Today was our day of relaxation, so we woke up late and decided to head down to The Pearl, or “Perlan“, which is located inside a nice state park area. It’s a giant glass dome sitting atop four big hot water tanks, and supplies much of Reykjavik’s hot water.
Inside is a cafeteria, a restaurant, balcony viewing area, and the Saga Museum, which is like a Madame Tussaud’s for viking history. We opted to skip it and instead headed to the balcony for gorgeous panoramic views of Reykjavik.
After lunch at the cafeteria (decent food & price, free refills on soup!), we took a short hike through an elfin forest down to the geothermal beach in Nauthólsvík. It’s free to the public, but was closed when we arrived. The water itself is cold, but there’s a man-made hot tub right next to the water that is heated during open hours.
Speaking of hot tubs, in Iceland they are called “hot pots”. Makes me think of people being cooked and served.
If you look at tour books, you will always find ads for the Blue Lagoon, which is a nice man-made geothermic spa 40 mins outside of Reykjavik. We had considered going, but the only way to get there is to 1) charter a bus, 2) hire a taxi, 3) drive there yourself. A normal charter bus (“tour” bus) would cost you approx. 3700/person, not including the cost of admission to the spa (another 3500/person, for the basic package). The cost of lockers & towels are also not included. On the plus side, you could stay as long as you want.
Since it was far and pricey, we decided to skip it. Instead, we heard that Reykjavik has 7 public swimming pools that also offer geothermic spa-like facilities, and only cost 550/person, including locker rental. As opposed to the Blue Lagoon which is heavily frequented by tourists, these swimming pools are frequented by locals. Iceland has something of a “swimming pool culture,” where, similar to how friends meet up in a pub or coffeshop during the week to catch up and chitchat, the locals will go to the pool and discuss matters.
In Reykjavik, there are two swimming pools within reasonable walking distance (ok, maybe one) of the city center: Sundhöll, which is located near the main street, and Laugardalslaug, which is the biggest and most populat of all the pools.
It was about a 40 min walk to Laugardalslaug from our hostel, and on a Saturday night it was pretty popular (I wasn’t allowed to take photos, so I’ll post generic ones). There were 6 outdoor hot pots (one was salt water), 2 big pools, 3 waterslides, a steam bath (sauna), and that’s just what we saw outdoors. There was a big indoor pool/hot pot area, but we couldn’t go in since they were hosting a “swim cinema” event. There’s also a cafeteria and gym as well.
It was amazing. I could see why Icelanders are happy despite the miserable weather. It was very relaxing and refeeshing to be inside a hot pot!
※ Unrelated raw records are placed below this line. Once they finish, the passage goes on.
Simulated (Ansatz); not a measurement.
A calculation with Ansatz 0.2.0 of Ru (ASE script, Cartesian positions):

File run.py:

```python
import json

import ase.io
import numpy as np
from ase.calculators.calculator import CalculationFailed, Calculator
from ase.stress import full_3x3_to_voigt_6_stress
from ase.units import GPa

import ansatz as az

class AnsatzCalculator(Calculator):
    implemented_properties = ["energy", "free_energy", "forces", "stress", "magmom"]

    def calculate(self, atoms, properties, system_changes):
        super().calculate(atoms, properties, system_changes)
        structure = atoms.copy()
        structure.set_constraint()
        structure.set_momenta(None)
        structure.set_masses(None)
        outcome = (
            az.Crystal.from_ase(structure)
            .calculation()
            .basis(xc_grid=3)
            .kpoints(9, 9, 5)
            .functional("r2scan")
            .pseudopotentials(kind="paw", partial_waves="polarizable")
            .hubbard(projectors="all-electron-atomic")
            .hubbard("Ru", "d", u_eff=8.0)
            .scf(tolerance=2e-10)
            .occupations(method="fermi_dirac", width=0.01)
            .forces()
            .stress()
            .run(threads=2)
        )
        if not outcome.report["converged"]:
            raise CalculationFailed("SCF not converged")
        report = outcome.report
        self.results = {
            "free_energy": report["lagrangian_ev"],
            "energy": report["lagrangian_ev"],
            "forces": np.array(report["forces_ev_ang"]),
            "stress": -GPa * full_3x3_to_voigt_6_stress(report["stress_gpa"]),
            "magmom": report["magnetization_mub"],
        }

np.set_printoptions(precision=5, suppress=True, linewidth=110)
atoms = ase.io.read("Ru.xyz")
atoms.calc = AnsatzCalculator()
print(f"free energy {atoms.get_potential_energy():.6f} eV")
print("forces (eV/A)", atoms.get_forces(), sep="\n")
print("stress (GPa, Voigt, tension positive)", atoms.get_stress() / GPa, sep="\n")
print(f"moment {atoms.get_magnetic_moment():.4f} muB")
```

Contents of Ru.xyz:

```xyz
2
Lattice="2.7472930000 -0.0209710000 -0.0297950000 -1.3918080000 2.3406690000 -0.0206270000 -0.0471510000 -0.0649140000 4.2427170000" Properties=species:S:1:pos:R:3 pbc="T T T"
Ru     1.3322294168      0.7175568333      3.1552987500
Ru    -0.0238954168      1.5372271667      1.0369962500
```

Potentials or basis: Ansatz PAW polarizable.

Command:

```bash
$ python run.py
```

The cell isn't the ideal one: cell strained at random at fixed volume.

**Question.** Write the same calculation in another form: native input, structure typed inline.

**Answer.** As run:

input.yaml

One thing I felt weirded about (Mark as well, respectively), but eventually got over: I’d heard stories of public baths where people would have to shower naked in front of others, but I’d never had to experience one, ever. Imagine my culture shock when I walked into the locker room and saw a bunch of naked women standing around like nobody’s business. It was definitely something I wasn’t used to, and admittedly I was pretty embarrassed about it. I thought about looking for an empty row of showers but there were none, so I decided to bite the bullet and just go for it; if the locals were doing it (and not caring about nudity), then I should adapt and do it too. Eventually I got over my embarrassment when I realized nobody cared, and nobody was looking. I did feel a bit uncomfortable when little girls were in the showers though, but I’d just look away and go about my day.
In all, we spent almost 3 hours there, and it was definitely the best part of our day. The steam baths were fun (a bit masochistic), it was a long corridor with futuristic-looking pods for people to sit and sweat. The hot pots were great as well, each had a different temperature between 100-110 degrees Farenheit. I’d highly recommend anyone to visit this particular swimming pool if staying in Reykjavik, it’s a good way to get a glimpse of the locals’ culture and get some R&R at the same time.